Banks, especially big ones, aren’t all that interested in lending money to SMBs.
That, since 2008 or so, has been the conventional wisdom. While access to all credit more or less was dramatically reduced in the wake of the Great Recession, the recovery has been rather uneven.
Enterprise lending came back. Banks gradually opened the tap — consumer lending came back — and then surged hard in 2016, particularly when it came to car loans and card spending. But small business lending has walked a longer road.
Over the years, competition has emerged in a variety of forms — online lenders like Kabbage, marketplace players like OnDeck and merchant services providers like PayPal and Square have all revved up their offerings to extend capital to these small businesses.

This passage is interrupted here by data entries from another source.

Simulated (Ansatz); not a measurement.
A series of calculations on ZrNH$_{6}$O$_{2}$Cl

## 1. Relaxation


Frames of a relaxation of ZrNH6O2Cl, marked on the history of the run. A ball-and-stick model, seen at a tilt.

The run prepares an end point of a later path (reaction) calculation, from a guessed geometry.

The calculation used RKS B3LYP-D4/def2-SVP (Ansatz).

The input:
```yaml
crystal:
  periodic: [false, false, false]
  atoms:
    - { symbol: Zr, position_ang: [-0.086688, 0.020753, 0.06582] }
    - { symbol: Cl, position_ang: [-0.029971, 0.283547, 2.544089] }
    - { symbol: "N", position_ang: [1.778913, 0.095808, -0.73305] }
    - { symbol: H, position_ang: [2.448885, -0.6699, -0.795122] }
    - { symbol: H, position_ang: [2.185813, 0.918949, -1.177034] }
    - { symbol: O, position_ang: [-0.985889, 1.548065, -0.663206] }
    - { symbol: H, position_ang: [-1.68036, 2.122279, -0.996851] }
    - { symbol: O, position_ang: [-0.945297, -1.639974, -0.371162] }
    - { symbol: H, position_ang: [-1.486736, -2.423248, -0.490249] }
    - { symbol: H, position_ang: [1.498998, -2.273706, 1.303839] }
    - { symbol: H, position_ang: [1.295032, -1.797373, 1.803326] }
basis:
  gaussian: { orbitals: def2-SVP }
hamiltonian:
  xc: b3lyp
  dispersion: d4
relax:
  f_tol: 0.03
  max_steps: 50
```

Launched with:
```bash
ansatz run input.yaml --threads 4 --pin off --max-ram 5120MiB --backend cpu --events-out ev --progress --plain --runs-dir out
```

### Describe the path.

For the most part, big banks have remained on the sidelines, sticking their toes in the SMB lending waters through alliances with some of the very alt lenders that emerged to fill the void that they left.
But recent reports — particularly out of JP Morgan Chase — suggest that perhaps conditions are changing and that big banks could soon start rethinking smaller middle market businesses. And that could mean some long nights ahead for emerging players in the space.
JPMC’s Middle-Market Push
A company’s interest in an area can be measured in a variety of ways that usually break down into one of the three T’s: time, treasure or talent.
And by the talent metric (and to a lesser extent time and treasure) JP Morgan Chase is ready to level up its mid-sized business lending operation — particularly in the Southeastern United States.
Clarence Nunn was the head of GE Capital’s franchise business before General Electric decided new regulations gave it a good reason not to be in that business anymore. So now Nunn has a new mission — building out Chase’s U.S. expansion in mid-sized business lending in the southeastern U.S. Nunn will oversee a region including Florida, Georgia, Tennessee and the Carolinas, where the bank is expanding its middle-market lending into eight more cities this year.
Firms with $20 million to $500 million a year are becoming an increasingly important subset of Chase’s business — while other segments in smaller business lending have seen contractions, Chase has expanded lending in this segment into 30 new service regions. In the same period, lending in areas targeted for expansion increased nearly six-fold to $10.7 billion.
“Middle market growth has averaged 46 percent a year. As the economic recovery is continuing to really take hold, Chase is committed to keeping credit available for the businesses that are really pushing recovery,” Chase commercial banking chief Doug Petno told investors earlier this year.
All in all, revenue has grown to $351 million since 2008 — and executives have a long-term target of $1 billion.
“We’ve made a huge amount of progress in a very short amount of time in these new markets,” said Petno. “Building organically, banker-by-banker, client-by-client, loan-by-loan, we’ve essentially created a nice size bank from scratch.”
And that “nice-sized bank” should be making some of the upstarts a bit nervous.
Competitors Or Collaborators?
Obviously, at $20 million–$500 million a year in revenue, these are not typical small businesses. But from the smallest acorns, mighty oaks grow, and Chase, as well as others, seems at the ready to provide services to those who’ve made it past the acorn stage. It may not be the case that Chase is looking to compete with these alt lenders as much as they may wish to use them to scout out the talent that may need more capital to finance their growth. And that may inspire a whole new set of relationships and partnerships between them that help SMBs survive and thrive.